Completion means turning the contract into reality.
Exchange of contracts merely imposes an obligation on the parties to buy and sell the property at a stated date in the future – the completion date.
Traditionally, that used to be one month after exchange of contracts to allow time for the legal work to be done.
Now that we no longer rely on the post for everything, that time can be cut back to two weeks relatively comfortably, or even to a matter of days if necessary.
Legal steps for completion of a sale and purchase
Your solicitor needs to arrange for your lender to provide the mortgage finance for completion. He has to make sure that all the paperwork is in place to comply with the lender’s requirements.
You will have to sign a mortgage document and provide any life insurance cover which is required. You also have to comply with any conditions or requirements set out in the mortgage offer.
Your solicitor will prepare the ‘transfer’ and submit it for approval to the seller’s solicitor. The transfer is the document which actually effects the transfer of ownership to you. It is sent to the Land Registry after completion, who then record the change of ownership. (The Land Registry is the public register of property ownership.)
Your solicitors also have to carry out some final legal checks. They need to make sure that any existing mortgages on the property for loans taken out by the current owners will be removed at completion (or that undertakings to have them removed will be given by the sellers’ solicitors).

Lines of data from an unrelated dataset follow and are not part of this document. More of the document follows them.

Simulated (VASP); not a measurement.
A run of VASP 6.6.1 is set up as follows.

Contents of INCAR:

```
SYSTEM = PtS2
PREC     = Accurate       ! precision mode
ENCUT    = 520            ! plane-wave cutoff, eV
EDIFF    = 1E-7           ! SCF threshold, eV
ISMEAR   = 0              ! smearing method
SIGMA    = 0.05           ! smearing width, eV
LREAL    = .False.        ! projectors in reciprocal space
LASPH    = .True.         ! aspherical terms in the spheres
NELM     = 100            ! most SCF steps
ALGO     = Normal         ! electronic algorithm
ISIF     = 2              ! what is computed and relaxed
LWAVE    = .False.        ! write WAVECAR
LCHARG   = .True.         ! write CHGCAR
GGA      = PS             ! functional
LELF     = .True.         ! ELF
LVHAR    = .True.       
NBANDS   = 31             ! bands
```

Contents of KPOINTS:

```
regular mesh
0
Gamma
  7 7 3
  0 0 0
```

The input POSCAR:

They will also carry out a check at the Land Registry to make sure that no one else has put in a claim on the property which would get in the way of you taking over ownership.
If you are buying a flat, it is possible that a consent is needed from the landlord or the management company, or that there has to be a transfer of the sellers’ share in any management company. These will also be arranged between the two firms of solicitors.
Service charge apportionments on completion of a sale and purchase of a flat
If you are buying a freehold house, then the purchase price is all you pay the seller.
If you buy a flat, where there are rent and service charges, then these have to be split or ‘apportioned’ between you and the seller as at the day of completion. For example, rent and service charge are usually demanded by the landlord or management company in instalments every half-year, or perhaps every three months, depending on the wording of the lease.
If your completion date falls in the middle of one of these periods, then the sellers only have to pay for the part of the period up to the completion date, and you are responsible after that.
If the sellers have already paid for the whole period, they will want a refund for the period after completion, and this must be taken into account in the completion figures.
As a buyer, you may be worried that when the management company does its full accounts for the year, it may find some further amount due from the flat owner. Since some of that responsibility will relate to the sellers’ period of ownership, you may want some assurance that the sellers will meet their bit of the debt.
So, sometimes it is agreed that one of the firms of solicitors will hold back a retention of a few hundred pounds as security for the potential liability. If there is a liability, then the sellers’ share comes out of that retention, and any balance is then released to them.
Money needed for completion of the purchase of a property
Your solicitors will ask your lenders to send the mortgage loan to them by bank transfer on the completion date. They will ask you to send them any balance you are providing.
Even if you are borrowing 100% of the purchase price from the lender, you will still have to supply additional funds because stamp duty land tax, Land Registry fees and legal fees have to be paid. You normally have to give your solicitors the funds for those items before completion.
What happens on the completion date of a property purchase
Your solicitors send the necessary funds to the sellers’ solicitors by bank transfer. Once they get the money, the sellers’ solicitors ‘complete’ the transaction and instruct the seller’s agents to release the keys to you, so you can move in.
The sellers’ solicitors send the title documents to your solicitors so that your ownership is documented. They will use part of the purchase funds to pay off the sellers’ mortgage loans on the property. The sellers only receive the balance.
You can move your furniture into the property on the completion day, but not until legal completion has actually taken place. So, you may find yourself having to sit in the removal van until your solicitors can confirm that the money has been received by the sellers’ solicitors. This can be a frustrating process.
Many mortgage lenders do not provide the mortgage funds until the morning of completion, and there can be delays in the bank transfer system. If you are in the middle of a chain of transactions, your purchase depends on money moving up the chain between solicitors for other buyers and sellers.
You must vacate your existing property, if you are selling as well, because your buyer cannot be required to hand the money owed over to your solicitors until you have given ‘vacant possession’.
You should check that everything has been left which was in the list supplied by the sellers before exchange of contracts. If something has been taken which the sellers had agreed to leave, you usually cannot refuse to complete because of it. You should talk to your solicitors about whether money can be retained.